Automated deployment of Slinky (Slurm on Kubernetes) on DigitalOcean DOKS, from infrastructure provisioning through running multi-node GPU collective benchmarks over an RDMA fabric.
Supports both NVIDIA (NCCL / CUDA) and AMD (RCCL / ROCm) GPU nodes.
Prefer manual steps? See the Manual Install Guide for step-by-step kubectl/helm commands with explanations.
Support disclaimer: DigitalOcean does not provide direct support for Slinky or Slurm. These instructions are offered as guidance only. While the underlying DigitalOcean services (DOKS, Managed NFS, DBaaS) are fully supported, issues related to Slinky, Slurm, or their configuration are outside the scope of DigitalOcean support.

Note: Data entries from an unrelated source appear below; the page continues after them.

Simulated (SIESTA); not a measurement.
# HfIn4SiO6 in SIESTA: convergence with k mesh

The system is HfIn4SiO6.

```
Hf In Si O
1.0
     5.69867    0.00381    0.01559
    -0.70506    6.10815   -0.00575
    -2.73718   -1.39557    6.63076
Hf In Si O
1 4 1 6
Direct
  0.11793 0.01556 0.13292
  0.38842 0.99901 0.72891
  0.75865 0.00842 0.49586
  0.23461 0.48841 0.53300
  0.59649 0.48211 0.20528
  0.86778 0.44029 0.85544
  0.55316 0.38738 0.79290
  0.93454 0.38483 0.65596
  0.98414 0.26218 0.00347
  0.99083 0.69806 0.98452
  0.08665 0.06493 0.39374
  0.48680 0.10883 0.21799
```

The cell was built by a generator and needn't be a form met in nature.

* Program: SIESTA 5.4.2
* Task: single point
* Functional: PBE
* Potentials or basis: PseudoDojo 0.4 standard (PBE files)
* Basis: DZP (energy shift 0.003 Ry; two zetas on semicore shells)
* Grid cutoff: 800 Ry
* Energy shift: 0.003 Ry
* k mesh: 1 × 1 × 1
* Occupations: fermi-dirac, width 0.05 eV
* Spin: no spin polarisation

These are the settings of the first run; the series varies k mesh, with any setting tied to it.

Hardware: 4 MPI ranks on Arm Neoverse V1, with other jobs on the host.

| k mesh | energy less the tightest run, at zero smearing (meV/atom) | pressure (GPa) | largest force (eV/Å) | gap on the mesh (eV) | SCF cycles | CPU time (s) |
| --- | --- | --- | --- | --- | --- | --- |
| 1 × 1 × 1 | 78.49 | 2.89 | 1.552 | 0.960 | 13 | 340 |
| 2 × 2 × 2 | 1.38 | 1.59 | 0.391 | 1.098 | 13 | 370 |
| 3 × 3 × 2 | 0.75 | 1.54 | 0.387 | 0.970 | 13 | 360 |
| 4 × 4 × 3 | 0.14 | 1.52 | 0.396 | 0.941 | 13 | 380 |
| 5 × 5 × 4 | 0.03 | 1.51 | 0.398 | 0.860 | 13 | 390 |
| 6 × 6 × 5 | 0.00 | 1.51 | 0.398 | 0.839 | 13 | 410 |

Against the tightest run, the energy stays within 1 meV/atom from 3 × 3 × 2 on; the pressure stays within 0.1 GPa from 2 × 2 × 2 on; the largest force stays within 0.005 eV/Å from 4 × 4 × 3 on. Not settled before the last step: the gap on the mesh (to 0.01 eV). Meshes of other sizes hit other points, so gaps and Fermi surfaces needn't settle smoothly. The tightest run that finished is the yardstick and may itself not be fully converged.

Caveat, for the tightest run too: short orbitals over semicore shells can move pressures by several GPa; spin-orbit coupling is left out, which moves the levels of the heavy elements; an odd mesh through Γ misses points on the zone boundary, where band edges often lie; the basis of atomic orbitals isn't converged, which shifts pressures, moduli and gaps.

┌─────────────────────────────────────────────────────────────┐
│ DOKS Cluster (VPC) │
│ │
│ ┌─────────────────────┐ ┌────────────────────────────┐ │
│ │ mgmt pool (CPU) │ │ gpu pool (GPU) │ │
│ │ │ │ (auto-tainted by DOKS) │ │
│ │ slurmctld │ │ │ │
│ │ slurmdbd │ │ slurm-worker-slinky-0 │ │
│ │ slurmrestd │ │ slurm-worker-slinky-1 │ │
│ │ login node │ │ ... │ │
│ │ slurm-operator │ │ │ │
│ │ cert-manager │ │ │ │
│ │ prometheus/grafana │ │ │ │
│ └─────────┬───────────┘ └────────────────────────────┘ │
│ │ │
│ ┌─────────┴───────────┐ ┌────────────────────────────┐ │
│ │ Managed MySQL │ │ Managed NFS │ │
│ │ (accounting) │ │ (/shared) │ │
│ └─────────────────────┘ └────────────────────────────┘ │
└─────────────────────────────────────────────────────────────┘
DOKS automatically applies taints to GPU node pools, so non-GPU workloads (operator, monitoring, Slurm control plane) naturally schedule on the mgmt nodes without explicit nodeSelector rules.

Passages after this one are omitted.